India is of course one of the world's oldest civilizations, and is also the largest democracy in the world. It has 1.2 billion people, of which over 70% are rural. It is one of the BRIC nations with its economy growing at 8% annually. It's a highly diverse country where 415 languages are spoken, 30 of which are major languages with over one million speakers each.

NASSCOM Foundation's Survey of NGO Cloud Readiness

Here is Prashant and Pooja's view of the cloud based on a survey of Indian NGOs that they completed in September 2011:

Gartner has forecasted that India's spending on green IT and cloud initiatives will double from $35 billion in 2010 to $70 billion in 2015, indicating a buoyant technology outlook for the Indian industry.

While cloud computing may have dominated corporate board rooms in India, NGOs are still largely unaware of the cloud's existence. Our view is based on NASSCOM Foundation's recent survey on cloud computing and cloud products among NGOs in India.

The survey indicated that almost 70 percent NGOs are unaware of cloud computing, and the 30 percent NGOs that are aware of it, are unclear on how it could benefit them and taking the next steps toward adoption. Only a handful of the bigger and established NGOs have adopted cloud technologies.

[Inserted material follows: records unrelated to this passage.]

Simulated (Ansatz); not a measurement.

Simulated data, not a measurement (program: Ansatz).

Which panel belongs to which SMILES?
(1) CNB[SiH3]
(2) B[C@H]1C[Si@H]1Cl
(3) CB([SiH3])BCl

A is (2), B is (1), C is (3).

The Long Road To NGO Cloud Adoption

NASSCOM Foundation is itself among the earlier adopters of cloud technology. For the last two years, we have been sharing our knowledge with partner NGOs in our ConnectIT training program, where we  have worked with 1,270 NGOs and government organizations on developing skills in cloud applications and social media. In the course of this work we have found that the state of cloud adoption is largely personal (for example, Google Mail, Google Docs) and not yet institutional.

Of the 3 million NGOs that operate in India, most are small and dependent on volunteers. They operate with donated computers and often are located in remote areas with a lack of Internet infrastructure and therefore do not have access to cloud products. A sizeable number do not even have PCs yet.

Poor Internet connectivity is a significant barrier to cloud adoption in India. We believe that NASSCOM Foundation's BiGTech program work is a step in the direction of identifying the problem, but we expect that for Indian NGOs, the path to cloud adopton will be a long one.